Well, this adorable little child is heading our way very soon, and just in the nick of time. Just maybe she can help us out of our own doldrums in the midst of this current economic recession which has been with us now for more than three years.
The immensely popular musical, Annie, will be presented November 12-21 by the Community Theatre of Howell with performances at Howell High School Freshman Campus, 1400 W Grand River, Howell. Curtain times are 7:30 p.m. on Friday and Saturday nights, and 2 p.m. on Saturday and Sunday afternoons.

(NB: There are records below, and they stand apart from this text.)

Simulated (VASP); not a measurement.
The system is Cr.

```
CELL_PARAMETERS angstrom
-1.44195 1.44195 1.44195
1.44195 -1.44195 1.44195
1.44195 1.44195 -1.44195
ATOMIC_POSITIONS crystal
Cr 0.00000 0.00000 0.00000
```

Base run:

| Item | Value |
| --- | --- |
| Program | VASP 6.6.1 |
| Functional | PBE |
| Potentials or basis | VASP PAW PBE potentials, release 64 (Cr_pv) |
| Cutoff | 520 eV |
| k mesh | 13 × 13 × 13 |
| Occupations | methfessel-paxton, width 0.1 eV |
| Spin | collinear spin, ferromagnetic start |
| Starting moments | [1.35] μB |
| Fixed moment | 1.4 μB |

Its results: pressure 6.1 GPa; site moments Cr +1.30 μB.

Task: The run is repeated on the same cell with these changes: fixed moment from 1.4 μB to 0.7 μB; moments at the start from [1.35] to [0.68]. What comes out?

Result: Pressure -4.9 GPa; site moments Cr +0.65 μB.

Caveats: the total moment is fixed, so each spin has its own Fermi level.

This classic musical tells the story of a young orphan girl named Annie who lives in a dilapidated orphanage run by the ill-tempered, often inebriated, Miss Hannigan, in New York City in 1933. She is surrounded by a whole gaggle of tough but cute and incredibly resilient orphans who bemoan their dismal life in the rousing “It’s a Hard Knock Life.” Annie dreams of one day “Maybe” escaping her miserable existence and going to live once again with her real parents who are out there somewhere, and love her very much.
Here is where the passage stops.